Most people aren’t kidding themselves about the state of the economy: It’s bad and too many are suffering. Still, it appears that a large number of Americans are anticipating a significant turnaround sooner rather than later. According to a new CNN/ORC International poll released Tuesday, for the first time in a good while, voters are looking at the economy with optimism.
“Americans are usually optimists, but in 2011, polls for the first time found that more than half the country thought that economic conditions would worsen in the next 12 months,” says CNN Polling Director Keating Holland. “Now that trend has reversed itself, with only four in ten saying that the economy will be in poor shape a year from now.”
Sixty percent of those questioned say the economy will be in good shape next year, a surge from 39% who felt that way last October. Despite that jump, three-quarters say that current economic conditions are poor, a slight worsening of opinion since May, but better than where things stood in January.
“Not surprisingly, the poll indicates that the economy’s the public’s top issue, the only topic that more than half say will be extremely important to their presidential vote in November,” adds Holland.
Unfortunately, economists aren’t as hopeful about where we’ll be in 2013.
The latest Associated Press Economy Survey shows that a majority of economists expect the national unemployment rate to stay above 6 percent for at least four more years. That figure would be above what is considered the “normal” rate of five to six percent. If this premonition proves itself true, it would be the longest stretch of high unemployment since the end of World War II.
It’s clear that regardless of who wins the election, harsh economic realities will greet the next president in January. Voters may be optimistic right now, but the more information pours out where we are headed, it is likely that Mitt Romney might finally find a clue (and a new staff to boot) to help him better build a case against President Barack Obama.
So while Mittens figures out what to make of Wall Street Journal columns trying to show him the way to victory, this is an opportunity for President Obama to defend his policies and talk about the real impediment to meaningful recovery: Republicans.

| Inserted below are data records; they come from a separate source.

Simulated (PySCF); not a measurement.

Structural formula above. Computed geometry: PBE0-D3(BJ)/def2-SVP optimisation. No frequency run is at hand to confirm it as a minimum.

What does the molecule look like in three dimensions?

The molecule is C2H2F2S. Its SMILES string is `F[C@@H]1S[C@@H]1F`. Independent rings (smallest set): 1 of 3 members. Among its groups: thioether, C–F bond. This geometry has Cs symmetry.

On Thursday, he embarked on a two-day bus tour of Ohio and Pennsylvania with the intention to defend his economic policies against criticism. He also hopes to remind regional voters about his efforts to rescue U.S. automakers. The trip comes on the heels of weak manufacturing data released this week.
Still, Obama needs to underscore how his past attempts to moving recovery efforts forward have been met by incessant obstructionism.
What came of the job bill Obama introduced before Congress? A bill he pledged would create 4 million jobs and add a much-needed boost to our infrastructure?
The GOP-controlled House of Representatives blocked nearly every single measure.
As much as the Right gave Obama hell for his comments about the private sector being “fine,” job growth within it has continued to grow during his time in office. What has suffered is government jobs and blame for that goes to Republicans who have been laying off workers, and for kicks, have targeted unions to have the freedom to lay off more in the future.
On the other hand, what can one expect of a President Romney, who declared that we don’t need more cops, firefighters, or teachers?
Speaking before thousands of teachers at the at the National Education Association‘s annual convention on Tuesday, Vice President Joe Biden said, “I can’t think of a candidate for president who’s ever made such a direct assault on such an honorable profession.”
No matter how much it upsets Ann Romney, these sort of unrelenting attacks on gaffes made by Mitt Romney in addition to criticism about his much-touted time at Bain Capital, are essential to Obama’s re-election efforts. The “it could be worse” approach might be fear mongering, but no less fearful than a Romney administration.
Speaking to the AP, Allen Sinai, chief global economist at Decision Economics, said the United States needs to stimulate growth and rein in government spending and budget deficits over the long run. “I don’t envy the next president, whoever he is,” Sinai said. “He is going to have one heck of a problem to fix.”